"For hours after their boat sank, Ken Henderson and Ed Coen treaded water in the Gulf of Mexico, talking about life and death while struggling to survive. For more than 30 hours, it worked.
"Then Henderson, 49, a retired Montgomery County sheriff's deputy, was forced to make a decision that would save his life, but not his best friend's."
That's the way the story on the front page of the Houston Chronicle began this week (3/28/12). It's not my intention to retell the story, nor do I want to exploit it in any way. But I could not read the story without making some personal reflections, especially at this time of the year when we celebrate Easter. (If you are interested in reading the story, click here.)
Ken and Ed didn't plan to make any life and death decisions that Thursday morning when they set out to sea. The only thing in jeopardy in their minds were the fish they were going to catch. But that's not the way things went.
Their boat took on water and eventually sank. The friends found themselves adrift in the cold waters of the Gulf of Mexico. Minutes turned to hours. Day turned to night. They did everything they could to keep each other alive. No one came to rescue them.
After being adrift for more than 30 hours, they made a desperate decision. Thinking it was their only chance for survival, they decided to cut the strap that bound them together so Ken could swim away to find help. Both agreed it was their last best hope. They knew it was a life or death decision.
Easter is all about life and death decisions. Judas made one when he betrayed Jesus. The religious leaders made one when they put Jesus on trial. Pontius Pilate and Herod Antipas made one when they sat in judgement upon Jesus. The Roman soldiers probably thought of themselves as just following orders when they crucified Jesus, but they, too, were making a life and death decision.
No decision was more a life and death decision than Jesus' decision in the Garden of Gethsemane when he decided to fully obey the will of God and offer his life as a sacrifice for the sin of mankind. It was a matter of life and death, or, I suppose, a decision of death and life. Through his death Jesus was offering the gift of life to all who would believe. And aren't we glad he made it!!
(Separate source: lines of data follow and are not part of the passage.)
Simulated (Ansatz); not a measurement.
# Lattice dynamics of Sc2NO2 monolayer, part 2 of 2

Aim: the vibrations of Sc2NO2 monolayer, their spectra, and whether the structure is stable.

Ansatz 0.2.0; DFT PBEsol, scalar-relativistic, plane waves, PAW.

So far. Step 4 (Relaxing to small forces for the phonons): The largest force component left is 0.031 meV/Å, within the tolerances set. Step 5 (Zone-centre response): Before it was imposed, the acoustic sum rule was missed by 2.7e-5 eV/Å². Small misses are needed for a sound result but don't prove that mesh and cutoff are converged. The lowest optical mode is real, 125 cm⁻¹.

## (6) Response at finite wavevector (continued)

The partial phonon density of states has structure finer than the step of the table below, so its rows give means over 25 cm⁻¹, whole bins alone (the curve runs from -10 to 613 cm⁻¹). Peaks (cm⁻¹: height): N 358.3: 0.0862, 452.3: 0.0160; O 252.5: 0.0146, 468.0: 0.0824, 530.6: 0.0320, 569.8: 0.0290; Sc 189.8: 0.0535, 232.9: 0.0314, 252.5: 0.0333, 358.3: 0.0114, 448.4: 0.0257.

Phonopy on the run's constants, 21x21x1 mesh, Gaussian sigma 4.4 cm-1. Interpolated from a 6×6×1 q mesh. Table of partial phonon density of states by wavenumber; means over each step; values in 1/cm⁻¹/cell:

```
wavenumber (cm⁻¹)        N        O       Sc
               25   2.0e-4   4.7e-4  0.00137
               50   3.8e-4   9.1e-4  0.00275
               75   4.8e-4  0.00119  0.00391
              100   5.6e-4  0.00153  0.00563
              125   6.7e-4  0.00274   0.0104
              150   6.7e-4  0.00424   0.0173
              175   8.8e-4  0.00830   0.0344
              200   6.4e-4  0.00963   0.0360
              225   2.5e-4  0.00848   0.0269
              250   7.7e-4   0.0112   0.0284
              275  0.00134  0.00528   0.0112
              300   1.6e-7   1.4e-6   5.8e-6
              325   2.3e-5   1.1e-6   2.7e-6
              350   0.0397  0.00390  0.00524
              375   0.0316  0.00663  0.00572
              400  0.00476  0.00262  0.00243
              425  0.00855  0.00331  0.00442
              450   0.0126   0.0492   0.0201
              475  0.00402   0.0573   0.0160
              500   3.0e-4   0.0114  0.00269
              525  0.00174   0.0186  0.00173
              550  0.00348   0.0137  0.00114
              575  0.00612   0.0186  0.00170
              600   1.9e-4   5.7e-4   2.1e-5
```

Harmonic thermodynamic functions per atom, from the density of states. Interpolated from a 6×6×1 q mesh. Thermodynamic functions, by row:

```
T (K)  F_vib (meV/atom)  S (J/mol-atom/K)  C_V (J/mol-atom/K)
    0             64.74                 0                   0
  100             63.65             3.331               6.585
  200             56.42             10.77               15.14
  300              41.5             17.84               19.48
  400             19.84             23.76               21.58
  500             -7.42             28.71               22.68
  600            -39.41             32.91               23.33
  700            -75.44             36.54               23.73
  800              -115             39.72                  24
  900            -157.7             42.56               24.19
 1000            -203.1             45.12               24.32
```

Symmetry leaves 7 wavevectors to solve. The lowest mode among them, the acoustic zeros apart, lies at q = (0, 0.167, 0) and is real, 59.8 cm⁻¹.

We don't think of ourselves as making life and death decisions. That's usually the purview of doctors, judges, soldiers, and others, not us. Or is it?
When we ride the bus into work, talk to a neighbor over a backyard fence, enjoy a midday meal with a co-worker, engage in small talk on the sidelines at our kids' ball game we may be making life and death decisions. If we know the gospel and they don't, and we fail to share it with them, we could be making a life and death decision by not telling them, by not giving them the opportunity to become a Christ-follower.
Easter … what a story ... Jesus died, was buried, and three days later stepped out of his tomb … alive! ... victorious over death. It's a story of death and life. This Easter tell this wondrous story of God's love to a friend, a family member, a co-worker. It could just be a matter of life and death.
----- Houston Factoid
According to the Glenmary report, fewer than 50% of Houston residents identify themselves with any religion, and only one out of 5 identify themselves with evangelical Christianity. For the vast majority of Houstonians, hearing the gospel story is indeed a matter of eternal life or death.